Pay-to-win microtransactions that give some players a clear advantage over others absolutely ruin games for those who don’t pay up. As a result, many games have opted to relegate all microtransactions to cosmetics only. These might make one’s character look cool, but don’t give them an edge in a fight. It makes sense in a competitive game, but what happens when cosmetics are the main draw?
This is a conundrum that I couldn’t get out of my head as I played Fortnite this week after buying its battle pass so my cousin could be more comfortable playing it on my PS5. I’ve played Epic Games’ battle royale more than ever this past week. During that time, I’ve noticed just how critical cosmetics are to the Fortnite experience and how most outfits and emotes are locked behind a paywall. As companies try harder and harder to turn games into metaverses, it’s time to reassess if cosmetic-only microtransactions are still acceptable.
Over Easter weekend, my younger cousin visited me as part of the holiday celebrations. We were eventually drawn to the PS5, and I had installed Fortnite (their favorite game) on to the system so they could see the game in action on a next-gen console. While we were having fun playing it together, they pointed out that my character had the default outfit and was surprised that I hadn’t spent money buying more cosmetics.

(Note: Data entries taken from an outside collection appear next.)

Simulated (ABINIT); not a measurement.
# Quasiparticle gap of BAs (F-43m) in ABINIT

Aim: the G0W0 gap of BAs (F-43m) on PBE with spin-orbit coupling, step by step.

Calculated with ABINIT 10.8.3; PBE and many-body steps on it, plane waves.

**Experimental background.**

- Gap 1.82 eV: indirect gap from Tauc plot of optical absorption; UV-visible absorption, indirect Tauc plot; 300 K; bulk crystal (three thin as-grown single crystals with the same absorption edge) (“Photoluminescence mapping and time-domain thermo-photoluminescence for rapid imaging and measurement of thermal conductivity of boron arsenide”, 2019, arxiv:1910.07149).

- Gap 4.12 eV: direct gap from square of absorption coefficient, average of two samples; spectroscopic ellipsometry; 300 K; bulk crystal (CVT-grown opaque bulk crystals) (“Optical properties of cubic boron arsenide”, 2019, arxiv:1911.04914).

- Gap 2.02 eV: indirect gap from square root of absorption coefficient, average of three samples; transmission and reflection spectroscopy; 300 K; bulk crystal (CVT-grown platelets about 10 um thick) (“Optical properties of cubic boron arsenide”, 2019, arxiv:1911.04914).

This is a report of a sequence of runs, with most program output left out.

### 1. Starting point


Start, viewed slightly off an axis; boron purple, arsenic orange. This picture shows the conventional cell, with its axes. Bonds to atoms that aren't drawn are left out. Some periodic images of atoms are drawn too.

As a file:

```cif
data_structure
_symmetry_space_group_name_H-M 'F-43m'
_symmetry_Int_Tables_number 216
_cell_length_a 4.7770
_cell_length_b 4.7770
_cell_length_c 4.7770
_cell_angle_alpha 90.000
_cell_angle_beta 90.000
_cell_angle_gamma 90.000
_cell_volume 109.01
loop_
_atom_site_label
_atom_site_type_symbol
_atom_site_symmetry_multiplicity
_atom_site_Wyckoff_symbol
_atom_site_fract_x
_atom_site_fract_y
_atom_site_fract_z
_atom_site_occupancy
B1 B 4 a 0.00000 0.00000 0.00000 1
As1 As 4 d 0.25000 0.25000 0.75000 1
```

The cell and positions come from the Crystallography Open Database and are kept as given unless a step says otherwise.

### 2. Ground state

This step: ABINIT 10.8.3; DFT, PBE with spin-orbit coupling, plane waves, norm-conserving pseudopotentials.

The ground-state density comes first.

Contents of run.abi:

Spending money on cosmetics immensely changed my relationship with Fortnite.
Understanding that sentiment, I spent $20 on V-Bucks to buy a skin, emote, and Chapter 3 Season 2’s battle pass. My cousin eventually left, but I didn’t stop playing Fortnite over the rest of that holiday weekend. I had just spent money on the battle pass and wanted to unlock the Prowler and Doctor Strange outfits that I had paid for, but needed to play to earn. It’s at the end of this season’s battle pass.
Call it sunk cost fallacy, but I’ve tried to get my money’s worth out of Fortnite over the past several days. During that grind, I came to a startling realization: The cosmetics are as crucial to the Fortnite experience as the gameplay.
It wasn’t this way when I played Fortnite a bit during its early days, but now that Epic Games is turning the battle royale game into a crossover-filled metaverse, how players look is just as important as how they perform in a match.
Whether it’s in a pregame lobby with random players or a session with close friends, the outfit your Fortnite character is wearing and the emotes they use are vital aspects of the social experience. Unlocking cosmetics also serves as the backbone of Fortnite‘s progression, because one has to keep playing the game to unlock outfits or earn the currency to purchase them.
Spending money on cosmetics immensely changed my relationship with Fortnite, so I’d argue the game’s microtransactions noticeably impact the experience.
Fortnite is a leading metaverse game now despite its humble origins, and many competitors like Manticore Games’ Core are following its lead. Cosmetics are the main things that are monetized because they supposedly don’t impact gameplay. But this approach directly contradicts statements from developers. Manticore Games CEO Frederic Descamps recently explained to Digital Trends how “the metaverse is a new place for self-expression and creativity.” Right now, a major aspect of player expression is locked behind a paywall or extremely long grind.
Developers and players now place so much value on these cosmetics that people like my cousin feel like they are missing out when they don’t have cool character outfits or emotes. I also keep playing Fortnite because of the cosmetic I paid for but can’t yet access. I’ve noticed just how much of an iron grip cosmetics have over the experience, and I expect future metaverse games to follow suit.
Due to their more positive reputation, cosmetic microtransactions aren’t as immediately noticeable or derided by players. But if you don’t pay up in Fortnite nowadays, you aren’t getting the most out of the social aspect of the game that Epic Games loves to tout. Cosmetic microtransaction might be the better of two evils when compared to pay-to-win microtransactions. Still, it feels like cosmetic-only microtransactions are becoming just as negatively intrusive in metaverse games as pay-to-win ones.
I don’t blame my cousin for wanting their characters to look special and emote uniquely or I don’t regret spending the money so he and I could have a lot of fun playing together. But it’s clear that a very significant part of the fun of Fortnite for people of all ages is locked behind a paywall and that leaves me concerned for the future of cosmetic microtransactions. These microtransactions will likely only worsen and become more prominent as more metaverse games like Fortnite continue to emphasize customization and player expression over moment-to-moment gameplay. As such, it’s not possible for me to look at cosmetics as the “good kind” of microtransactions anymore.